Alonso's bad scenario is that "no true crisis will emerge." Indeed, the Mexican government and American editorial writers have already proclaimed Mexico's recovery from the peso crisis; over the long term, according to the bad scenario, the low-level erosion of the state will continue -- in a sufficiently gradual way as to be always deniable, but leading to quasi-anarchy.
Mexico, as I said, is a nuanced example of state failure. The future will likely see a middle path between Alonso's good and bad scenarios. The public ridicule to which the current President, Ernesto Zedillo Ponce de Leon, has been subjected, and Zedillo's intention to break precedent by not choosing his own successor in 2000 (this intention was rejected by the party at its convention last fall), are but two indications that Mexico's highly centralized presidential system is unraveling. Institutional reform in the country will, though, probably not be as fast or as deep as is necessary.

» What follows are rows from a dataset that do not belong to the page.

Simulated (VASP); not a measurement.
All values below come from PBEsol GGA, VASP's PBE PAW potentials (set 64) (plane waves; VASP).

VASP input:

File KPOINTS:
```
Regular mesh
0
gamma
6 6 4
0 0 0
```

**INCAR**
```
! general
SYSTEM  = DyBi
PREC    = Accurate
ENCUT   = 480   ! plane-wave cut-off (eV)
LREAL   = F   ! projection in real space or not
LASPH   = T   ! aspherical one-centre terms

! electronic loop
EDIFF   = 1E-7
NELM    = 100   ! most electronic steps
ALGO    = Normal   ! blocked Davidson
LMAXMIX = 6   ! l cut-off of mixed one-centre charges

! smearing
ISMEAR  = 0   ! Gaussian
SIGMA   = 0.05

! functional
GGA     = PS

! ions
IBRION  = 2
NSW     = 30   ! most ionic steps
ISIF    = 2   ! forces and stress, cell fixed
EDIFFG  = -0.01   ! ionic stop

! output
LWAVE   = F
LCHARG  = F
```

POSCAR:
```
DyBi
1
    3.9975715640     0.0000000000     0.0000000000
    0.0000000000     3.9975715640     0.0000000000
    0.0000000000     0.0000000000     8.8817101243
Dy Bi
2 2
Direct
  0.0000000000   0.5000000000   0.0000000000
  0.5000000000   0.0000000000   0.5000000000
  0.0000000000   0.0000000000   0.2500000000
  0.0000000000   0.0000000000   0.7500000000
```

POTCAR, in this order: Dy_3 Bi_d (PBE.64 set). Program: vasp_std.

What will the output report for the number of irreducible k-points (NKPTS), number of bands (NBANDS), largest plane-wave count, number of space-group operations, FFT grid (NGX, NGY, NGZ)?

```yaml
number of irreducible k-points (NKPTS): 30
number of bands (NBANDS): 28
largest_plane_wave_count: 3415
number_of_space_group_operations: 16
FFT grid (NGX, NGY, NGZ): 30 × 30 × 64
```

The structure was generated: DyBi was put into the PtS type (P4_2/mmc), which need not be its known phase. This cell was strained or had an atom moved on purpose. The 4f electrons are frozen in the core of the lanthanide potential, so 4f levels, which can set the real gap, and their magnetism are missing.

Working from Alonso's briefing and also material from Mexican government statistics, interviews with other Mexicans, including former officials, and my own recent travel there, I will draw a map of the southern part of North America in the early and middle decades of the next century.
MEXICO'S population growth is geographically unbalanced. Whereas women in the southern Mexican states of Guerrero, Oaxaca, and Chiapas have, on average, four or more children over a lifetime, those in northern Mexico have two or three. Southern Mexico follows a Third World, Central American-style growth pattern, northern Mexico a First World, U.S.-style one.
Chiapas is a highly publicized example, and Guerrero a much less publicized one, of southern Mexican dissolution, in which a deadly combination of high birth rates, widespread deforestation, and cocaine smuggling has weakened the legitimacy of the state. From 1970 to 1990 Chiapas's population doubled, growing at one of the world's highest rates: 3.6 percent a year. Much of the deforestation in Chiapas over the past 500 years has occurred in the past twenty-five years. More people, scarce land, and nutrient-poor soil have created extreme economic and social conditions with which the state cannot cope, fraying already weak local loyalty to Mexico City. Had Wall Street investors paid more attention to the warnings of environmental-security experts, they would not have been surprised by the Indian-dominated Zapatista uprising in Chiapas in January of 1994, which helped to sink the peso. The uprising may now be over; cycles of violence are usually short-term, because of the energy involved. But the state's power in the south will continue to wane.
Meanwhile, Guerrero has become a cauldron of protests and roadside ambushes of both peasants and policemen. Though many of the government's opponents espouse noble goals, Zapatistas and others alike are said to be just as deeply involved in the drug trade as the government is, and to include violent criminals whom opposition leaders cannot control. There are no good guys. According to Eduardo Valle, a former special prosecutor for the Mexican Attorney General, in an article in New Perspectives Quarterly, Mexican drug cartels reportedly collect as much as 40 percent of the street price of Colombian cocaine as their fee for transporting it to U.S. markets. Valle cited an article in the newsletter Mexico Report to the effect that annual profits from drugs moving through Mexico to the United States are more than double the revenues of Mexico's petroleum industry. By some estimates, 70 percent of all the marijuana and cocaine entering the United States comes by way of Mexico, and as much as $30 billion in drug money is laundered near the Mexican-U.S. border each year. Drugs constitute the economic subsoil of Mexico -- the subterranean part of North American free trade that doesn't require treaties or congressional approval.